This is one of my favorite photographs from the summer; I don't know anything about the house (other than that it's in Wylliesburg, Virginia -- which is where I took the picture of the Paul Carrington roadside marker). Anyway, I wanted to post it because I really like this -- but I don't have much to say about it, other than perhaps this: is it haunted? If not, it sure ought to be. It surely must go back to the antebellum era, which I think is a key variable related to degree of haunted-ness, and it isn't inhabited by anyone who's alive. The clincher, of course, it that it's in the rural south, too. I'm going to show this to my students when I teach Stambovsky this fall -- because I think the mere appearance of this house would put a reasonable buyer on notice that it might be haunted!

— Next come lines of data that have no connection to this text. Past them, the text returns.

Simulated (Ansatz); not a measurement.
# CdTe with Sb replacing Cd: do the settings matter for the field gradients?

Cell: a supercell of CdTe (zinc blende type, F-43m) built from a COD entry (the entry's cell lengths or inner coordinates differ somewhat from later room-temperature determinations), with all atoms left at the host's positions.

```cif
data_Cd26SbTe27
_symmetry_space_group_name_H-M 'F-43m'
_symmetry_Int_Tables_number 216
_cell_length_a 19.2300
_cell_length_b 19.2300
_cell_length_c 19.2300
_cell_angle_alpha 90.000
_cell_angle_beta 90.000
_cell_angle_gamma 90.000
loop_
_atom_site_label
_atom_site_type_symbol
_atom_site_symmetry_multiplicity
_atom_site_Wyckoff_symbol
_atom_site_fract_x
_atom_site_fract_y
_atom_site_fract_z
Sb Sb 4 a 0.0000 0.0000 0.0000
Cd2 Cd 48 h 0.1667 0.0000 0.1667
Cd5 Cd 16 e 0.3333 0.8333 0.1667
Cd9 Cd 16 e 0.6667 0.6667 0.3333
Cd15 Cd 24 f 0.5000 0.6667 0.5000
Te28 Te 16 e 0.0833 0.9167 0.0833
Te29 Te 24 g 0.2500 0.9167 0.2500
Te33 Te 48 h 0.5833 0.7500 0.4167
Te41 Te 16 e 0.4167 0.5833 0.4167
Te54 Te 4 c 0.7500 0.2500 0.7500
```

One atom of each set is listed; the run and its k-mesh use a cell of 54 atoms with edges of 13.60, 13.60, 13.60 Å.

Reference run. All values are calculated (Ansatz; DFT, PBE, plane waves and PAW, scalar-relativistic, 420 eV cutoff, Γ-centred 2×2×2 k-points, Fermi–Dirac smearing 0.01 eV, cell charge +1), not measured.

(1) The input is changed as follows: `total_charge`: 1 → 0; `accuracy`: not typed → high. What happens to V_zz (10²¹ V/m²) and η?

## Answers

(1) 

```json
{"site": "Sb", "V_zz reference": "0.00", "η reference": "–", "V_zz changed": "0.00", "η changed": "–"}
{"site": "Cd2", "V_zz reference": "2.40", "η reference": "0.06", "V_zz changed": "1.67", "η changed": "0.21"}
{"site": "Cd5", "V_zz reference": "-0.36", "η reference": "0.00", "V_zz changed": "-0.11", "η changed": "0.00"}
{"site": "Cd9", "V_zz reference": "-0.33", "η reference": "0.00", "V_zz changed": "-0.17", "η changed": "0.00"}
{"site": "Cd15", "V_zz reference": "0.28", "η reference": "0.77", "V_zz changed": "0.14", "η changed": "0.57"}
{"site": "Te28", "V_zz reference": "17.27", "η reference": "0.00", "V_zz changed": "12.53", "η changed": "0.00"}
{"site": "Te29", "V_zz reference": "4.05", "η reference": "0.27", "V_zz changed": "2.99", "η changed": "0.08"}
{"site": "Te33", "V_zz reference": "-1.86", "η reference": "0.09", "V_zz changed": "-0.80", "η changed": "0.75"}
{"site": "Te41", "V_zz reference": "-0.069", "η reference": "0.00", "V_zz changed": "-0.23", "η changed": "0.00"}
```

What a gorgeous house it once was -- and perahps might be yet again.
Very cool picture.
Posted by: Orin Kerr | August 03, 2012 at 05:37 PM
Definitely haunted.
Posted by: Kim Krawiec | August 03, 2012 at 07:26 PM
Thanks, Orin -- I got lucky with this one. It was about twilight. And Kim, glad to know that your opinion at a southerner confirms what I had suspected.
Posted by: Alfred Brophy | August 03, 2012 at 08:00 PM
Al: Yes, I can confirm that it is haunted. But, as it turns out, photographing tends to extend the haunt. I have seen it so many times. Please destroy the film by burning and then sacrifice a toad and you may be ok but I cannot guarantee it. In any case, to not walk near anything made of zinc.